July 24th, 1994. The last of my belongings were packed, and I was finally leaving. Leaving this dreadful place and this dreadful man. As I walked out, he punched the stucco wall in sadness and anger. It was the last time I would ever see him again. A short cab ride later I boarded a plane from Phoenix, AZ bound for Minneapolis. One way. I also had my best friend in tow -- a cat named Sid.
I had never been to Minneapolis before, or even seen pictures of it. I grew up in Los Angeles and had traveled quite a bit, but had never been anywhere near where I was going. It was a spur of the moment decision to move here, thanks to the help of my friend Rick whom I'd known since junior high. When I told him about the awful situation I was in, he offered to share an apartment with me in Minneapolis since he had just recently moved there and needed a place. I had nothing, really, just a few things, $150 in my pocket, and my cat. That was literally it. Rick kindly paid for my plane ticket.

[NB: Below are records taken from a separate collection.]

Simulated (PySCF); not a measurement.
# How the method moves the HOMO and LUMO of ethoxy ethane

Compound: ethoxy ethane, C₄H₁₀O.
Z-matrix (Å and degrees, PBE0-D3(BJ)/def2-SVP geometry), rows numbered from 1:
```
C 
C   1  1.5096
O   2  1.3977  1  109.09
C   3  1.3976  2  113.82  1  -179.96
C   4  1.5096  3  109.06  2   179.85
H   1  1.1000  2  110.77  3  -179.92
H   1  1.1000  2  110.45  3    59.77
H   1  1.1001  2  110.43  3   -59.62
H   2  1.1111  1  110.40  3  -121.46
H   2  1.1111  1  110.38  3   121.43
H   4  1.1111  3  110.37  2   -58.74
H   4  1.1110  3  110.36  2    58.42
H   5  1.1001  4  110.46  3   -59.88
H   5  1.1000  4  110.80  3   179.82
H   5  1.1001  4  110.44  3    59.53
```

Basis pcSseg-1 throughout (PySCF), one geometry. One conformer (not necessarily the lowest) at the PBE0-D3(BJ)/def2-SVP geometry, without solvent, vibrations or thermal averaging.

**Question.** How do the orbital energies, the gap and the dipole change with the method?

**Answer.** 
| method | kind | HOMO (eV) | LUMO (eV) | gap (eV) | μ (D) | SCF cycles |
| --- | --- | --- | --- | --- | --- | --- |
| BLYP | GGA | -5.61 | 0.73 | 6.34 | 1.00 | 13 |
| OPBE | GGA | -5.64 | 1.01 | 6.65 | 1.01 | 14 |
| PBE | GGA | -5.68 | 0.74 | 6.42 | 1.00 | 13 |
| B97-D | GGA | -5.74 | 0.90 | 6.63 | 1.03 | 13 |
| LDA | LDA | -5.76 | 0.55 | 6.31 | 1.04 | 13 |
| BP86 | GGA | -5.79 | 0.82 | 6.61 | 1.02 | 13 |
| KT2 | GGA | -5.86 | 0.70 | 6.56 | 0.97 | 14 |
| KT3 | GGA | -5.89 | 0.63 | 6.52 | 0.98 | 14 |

As soon as I walked off the plane through the jetway towards the airport the humidity hit me like a brick wall. It was the middle of summer after all, and I was coming from the 115 degree desert. The humidity was really and truly shocking. Rick picked me (and Sid) up in his blue 1970's muscle car, and that's when it sunk in. This was really happening.
Aside from the humidity, the most mesmerizing thing for me was seeing all of the trees everywhere. This place was the greenest, lushest place I had ever laid eyes on. I remember being in awe when we drove down streets where the trees grew enough to touch each other and form tunnels above. The houses were so beautiful, too. Los Angeles has a lot of history, but it looked absolutely nothing like this place, and of course Phoenix is a giant brown suburb of cookie cutter Spanish-style tract houses with red tiled roofs, swimming pools, and yards full of rocks. The shock of green was so, so beautiful.
The first place Rick took me was downtown to the Hennepin Avenue bridge. We parked down the way, walked up onto the bridge, and stopped to look over the Mississippi River. I slipped the gold band that the dreadful man had given me off my finger, and I threw it into the rushing water below. I can say with complete honesty that that moment was hands-down the most exhilarating moment of my entire life. It still is, more than 20 years later.
On the way to our apartment the thunderstorms escaped the clouds, releasing all of that unbearable humidity. I'd been through monsoon season in the desert many times, but this was an incredible rain like I had never seen. It just poured buckets and buckets and buckets. It was the perfect baptism for my new life in this new place.
Sadly, that perfection and excitement was permeated with expectations from Rick that I'd never anticipated. In his mind, I was moving here to be with him, which explains why he'd been so generous paying for me to get here to share an apartment with him. Once I started dating someone new, his jealousy was completely out of control. It didn't take long before I felt just as controlled and afraid of him as I did with the man I'd just escaped from. I knew I had to get away from him as soon as I possibly could, and I vowed after that to never let a man try to possess me like that ever, ever, ever again.
There were good memories from that apartment though, in spite of Rick. I made a new best friend, Jim, who would hang out with me there a lot. We would lay on the floor together with headphones on, blasting Smashing Pumpkins into our eardrums. We also spent many nights out on the communal balcony, watching people coming and going on the street. Oak Grove Street was full of characters and there was rarely a dull moment.
I also turned 21 when I was living in that apartment. I started going to First Avenue and made even more good friends. I experienced my very first real winter, too. I remember staying at my boyfriend Jay's house one night, and waking up in the morning to at least a foot of snow. It was positively magical. Everything and everyone was new, and I was the happiest I have ever been. I have often wished that I could bottle that feeling of that time of my life. I sincerely wish that I could recreate it somehow, and hang onto it forever...
Rick and I in the fall of 1994.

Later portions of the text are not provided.